A more realistic picture: Therizinosaurus may have been herbivorous, but that doesn't mean it was gentle. As the Natural History Museum notes, many modern herbivores β€” elephants, rhinos, hippos β€” can be extremely dangerous. A 5-ton animal equipped with half-meter claws wasn't easy prey for any predator β€” even Tarbosaurus, the β€œAsian T. rex” that shared its Late Cretaceous Mongolian habitat.

An Unknown Body

Here lies the greatest paradox: Therizinosaurus, one of prehistory's most iconic creatures, is known only from fragmentary bones β€” arms, ribs, and some leg bones. We don't have a complete skull. We don't have a whole skeleton. Every reconstruction we see today is based on educated guesses β€” estimates based on related species like Erlikosaurus, which was smaller but much more completely preserved.

The family: Five genera are recognized today in the therizinosaurids: Beipiaosaurus, Falcarius, Alxasaurus, Erlikosaurus, and Therizinosaurus. Therizinosaurus was the largest β€” but paradoxically, the least known anatomically.

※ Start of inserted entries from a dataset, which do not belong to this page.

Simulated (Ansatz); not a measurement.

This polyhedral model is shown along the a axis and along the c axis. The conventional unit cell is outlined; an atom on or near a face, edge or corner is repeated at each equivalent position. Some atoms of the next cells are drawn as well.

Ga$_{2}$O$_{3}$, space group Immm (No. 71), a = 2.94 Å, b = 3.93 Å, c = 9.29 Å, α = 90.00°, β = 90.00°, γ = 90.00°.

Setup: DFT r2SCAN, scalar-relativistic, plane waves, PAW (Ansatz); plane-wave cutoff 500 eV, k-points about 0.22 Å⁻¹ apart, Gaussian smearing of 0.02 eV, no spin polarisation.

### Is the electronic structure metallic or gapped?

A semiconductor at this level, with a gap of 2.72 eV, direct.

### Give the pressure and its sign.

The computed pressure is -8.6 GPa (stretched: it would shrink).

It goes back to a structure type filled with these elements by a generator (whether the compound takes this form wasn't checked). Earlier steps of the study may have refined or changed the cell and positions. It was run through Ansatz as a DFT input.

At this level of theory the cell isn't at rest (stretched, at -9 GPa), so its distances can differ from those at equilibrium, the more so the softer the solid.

To this day, this massive dinosaur remains an enigma. A theropod that doesn't eat meat. A predator's body that feeds on ferns. Scythe claws that probably weren't for fighting. And a body that, without its smaller relatives, would remain completely unclassifiable. Therizinosaurus reminds us that evolution doesn't follow rules β€” it just works.

In Mongolia's Nemegt Formation, where its fossils were found, Therizinosaurus shared its world with an impressive cast: Tarbosaurus (the region's largest predator), the armored ankylosaur Tarchia, the giant hadrosaur Saurolophus, and dozens of smaller dinosaurs. Late Cretaceous Mongolia was a world of floodplains, slow rivers, and dense vegetation β€” ideal for a bulky herbivore with scythe-like claws and an endless appetite.